The Diario Xalapa reports that the lowest temperature of an October day in Xalapa in thirty years was recorded on Sunday. The low temperature was 5.8 degree Celsius, which equates to 42.4 degrees Fahrenheit.
I can report that Sunday was a beautiful, sunny day, of which I took advantage by motoring to Naolinco with Tere, from whom I buy produce, as my guide. The clear day afforded some spectacular views of Pico de Orizaba, the highest peak in Mexico and third highest in North America, and of Cofre de Perote, also one of the highest peaks in Mexico, both from the town and along the drive there. Both mountains are also visible from various places around Xalapa, most notably from El Parque Juarez and from the glass enclosed lounge on the roof of my apartment building.
Naolinco is a small town about 15 miles North of Xalapa know for its shoemaking and other leatherwork. The entrance to town is adorned by a large statue of a shoemaker sitting over a work in process and there must be at least a hundred shoe and leathergood stores in the small town. There are also a number of homes and shops vending wine produced from local grapes. I haven’t yet tried the vintage, which I am guessing is of last week. The town’s central park is amongst the prettiest I’ve seen in Mexico and is directly connected to a small plaza in front of the cathedral, which you see in the photo.
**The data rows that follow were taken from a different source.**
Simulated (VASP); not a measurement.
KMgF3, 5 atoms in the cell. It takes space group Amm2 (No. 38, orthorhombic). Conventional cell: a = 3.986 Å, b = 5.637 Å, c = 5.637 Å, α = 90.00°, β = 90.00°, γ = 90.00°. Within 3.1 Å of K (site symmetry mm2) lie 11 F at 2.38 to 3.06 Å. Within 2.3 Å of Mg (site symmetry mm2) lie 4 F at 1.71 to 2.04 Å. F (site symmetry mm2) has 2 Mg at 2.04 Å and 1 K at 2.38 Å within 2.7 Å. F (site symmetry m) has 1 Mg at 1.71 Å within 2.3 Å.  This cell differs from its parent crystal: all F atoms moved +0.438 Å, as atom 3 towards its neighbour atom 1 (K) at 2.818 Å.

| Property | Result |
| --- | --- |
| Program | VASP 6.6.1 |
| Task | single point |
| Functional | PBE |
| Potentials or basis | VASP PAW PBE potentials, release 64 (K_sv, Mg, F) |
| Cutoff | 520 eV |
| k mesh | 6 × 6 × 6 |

The hillsides surrounding the town reminded me of the Appalachian mountains, with small farms stretching up the hillsides sporting cattle, mostly Holstein, grazing on the lush, vivid green hillside pastures that fade away into the forest. There were also the omnipresent horses and burros, often tethered aside the road to take advantage of the fodder that otherwise would go to waste, with the remnants of their manure present in the town’s streets.
The area is amongst the most picturesque of the areas I’ve visited in Mexico and its locale a bit higher in elevation makes for a climate a bit more temperate than here in Xalapa. All-in-all a good place to have an acre or so upon which to garden, keep chickens, and perhaps even a sheep or two.
If you look carefuly you can see Pico de Orizaba in the lower picture between the two street lights to the left of the church dome.
I think the problem I was having uploading pictures was that they were in the .bmp format rather than the .jpeg format I usually use. .bmps must be larger files.
Here’s a shot of the living room from the dining area.
This is a shot down the hall. The door on the right is to the bathroom and the door on the left is to the really small interior patio/laundry area that resembles the exercise space for a maximum security prison inmate, though smaller.
At the end of the hall there is a door to a bedroom on each side. The bedrooms are modest size and each have a very nice, roomy closet with heavy wooden sliding doors.
of the new apartment, but I am not able to upload the photos. I will take some more and try again. The disk in my digital camera has about 150 photos on it and that may be just about enough. I’ll change disks and try again.
First, thank you all for the congratulations on my dog pound escape.
Nathalie thanks for checking in and leaving your comments, all the way from Australia, no less. Hey, and don’t forget to go pay the shopkeeper for that salad.
Neil and Jodie, the rent for the new apartment is almost three times the rent for the dump; and worth every cent. The place even comes with art work on the walls, which includes a large painting of a road running through a forest of large trees, of a sort I imagine the Headless Horseman rode through.
I finally was able to get a photo of the father and brother of the family which operates the great internet cafe I patronize. The brother isn’t really sleeping on the job.
Though I met the mother of the family the day the cafe opened I haven’t been able to get a photo. I’m still on the hunt though.
Yesterday I moved into my new apartment and, after a few months of living in the dog pound, I am indeed luxuriating. The picture at left is of the passageway from the street to the very far end where my apartment is.
I have a couple of other pictures to post but Blogger won’t post pictures at the moment.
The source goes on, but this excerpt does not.